# Science:Infinite Series Module/Units/Unit 2/2.2 The Integral Test/2.2.05 Integral Test Example

## Example

Consider the infinite series

$\sum _{k=0}^{\infty }-ke^{-k}$ Determine whether it is convergent using the integral test.

## Complete Solution

### Step 1: Pull Out the Negative Sign

$\sum _{k=0}^{\infty }-ke^{-k}=-\sum _{k=0}^{\infty }ke^{-k}=-S$ where

$S=\sum _{k=0}^{\infty }ke^{-k}$ If S converges, then the given infinite series converges.

### Step 2: Check to see if the integral test can be applied

Let $f(x)=xe^{-x}$ . Then

• f(x) is continuous
• f(x) is decreasing
• f(x) is non-negative

Therefore the integral test can be applied.

### Step 3: Apply the Integral Test

{\begin{aligned}\int _{1}^{\infty }xe^{-x}dx&=-xe^{-x}{\Big |}_{1}^{\infty }-\int _{1}^{\infty }-e^{-x}dx&&(1)\\&={\big (}-e^{-1}-0{\big )}-e^{-x}{\Big |}_{1}^{\infty }&&(2)\\&=-2e^{-1}\end{aligned}} ### Step 4: Conclusion

The result is finite, so S is convergent by the integral test, so the given series is also convergent.

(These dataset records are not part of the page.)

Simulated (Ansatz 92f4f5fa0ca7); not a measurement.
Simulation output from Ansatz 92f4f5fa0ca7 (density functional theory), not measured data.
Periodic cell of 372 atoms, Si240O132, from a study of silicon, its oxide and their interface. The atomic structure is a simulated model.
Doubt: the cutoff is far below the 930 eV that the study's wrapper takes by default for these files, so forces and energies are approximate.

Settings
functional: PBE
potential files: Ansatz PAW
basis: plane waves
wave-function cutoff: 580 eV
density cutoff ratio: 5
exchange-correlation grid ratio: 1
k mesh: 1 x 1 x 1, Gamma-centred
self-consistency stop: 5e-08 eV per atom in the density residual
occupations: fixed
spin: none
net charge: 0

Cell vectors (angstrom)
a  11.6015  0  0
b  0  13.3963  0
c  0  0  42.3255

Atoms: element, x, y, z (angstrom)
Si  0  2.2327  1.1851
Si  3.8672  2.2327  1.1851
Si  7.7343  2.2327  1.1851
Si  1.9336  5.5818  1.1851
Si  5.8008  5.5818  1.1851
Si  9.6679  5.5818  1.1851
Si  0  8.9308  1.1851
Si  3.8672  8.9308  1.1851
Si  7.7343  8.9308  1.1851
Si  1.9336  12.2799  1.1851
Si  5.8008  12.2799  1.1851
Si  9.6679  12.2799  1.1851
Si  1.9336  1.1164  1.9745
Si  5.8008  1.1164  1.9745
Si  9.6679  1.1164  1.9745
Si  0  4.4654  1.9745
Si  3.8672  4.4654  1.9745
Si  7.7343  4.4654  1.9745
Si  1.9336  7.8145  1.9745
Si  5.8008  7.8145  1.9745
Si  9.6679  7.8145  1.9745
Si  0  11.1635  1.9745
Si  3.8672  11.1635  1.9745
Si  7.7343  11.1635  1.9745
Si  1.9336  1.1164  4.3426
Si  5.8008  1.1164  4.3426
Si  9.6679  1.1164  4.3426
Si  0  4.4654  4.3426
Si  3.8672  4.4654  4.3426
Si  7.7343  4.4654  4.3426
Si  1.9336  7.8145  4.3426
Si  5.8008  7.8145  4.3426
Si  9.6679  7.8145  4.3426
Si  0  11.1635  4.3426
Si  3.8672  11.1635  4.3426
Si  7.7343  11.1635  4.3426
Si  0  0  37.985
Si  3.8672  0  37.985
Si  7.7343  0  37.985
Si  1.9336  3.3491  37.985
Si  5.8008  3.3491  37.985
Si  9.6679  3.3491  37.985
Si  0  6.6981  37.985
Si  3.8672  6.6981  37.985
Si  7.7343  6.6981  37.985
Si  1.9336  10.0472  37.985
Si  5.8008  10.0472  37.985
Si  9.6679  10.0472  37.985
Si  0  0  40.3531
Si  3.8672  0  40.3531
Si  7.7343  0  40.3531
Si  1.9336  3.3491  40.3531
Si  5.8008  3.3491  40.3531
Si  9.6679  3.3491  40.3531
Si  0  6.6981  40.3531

## Explanation of Each Step

### Step (1)

If we did not pull out the negative sign, we would not be able to apply the integral test, because this test can only be applied when all terms in the series are positive. This simple algebraic manipulation allows us to apply the integral test.

### Step (2)

There are only three criteria we need to check before applying the integral test. Because all three criteria are met, we can apply this test.

### Step (3)

In Step (3) we applied the formula for the integral test, using the method of integration by parts to calculate the integral.

## Possible Challenge Areas

### Algebraic Manipulation If we let a=2, then we see that the function we use to perform the integral test is strictly positive for x>2. Simply pulling out the first few negative terms in the sum that are negative will create a series whose convergence we can test with the integral test.

In the example we were given, we only had to pull out a negative sign, but what if we were asked to determine whether

$\sum _{k=0}^{\infty }-(k-a)e^{-(k-a)},\quad a>0$ converges? How would we approach this problem?

Observing that the function $f(x)=(x-a)e^{-(x-a)},\quad a>0$ is strictly positive for x>a, we can pull out the first terms of the sum that are negative, knowing that the remaining terms are positive, and can be used in the integral test.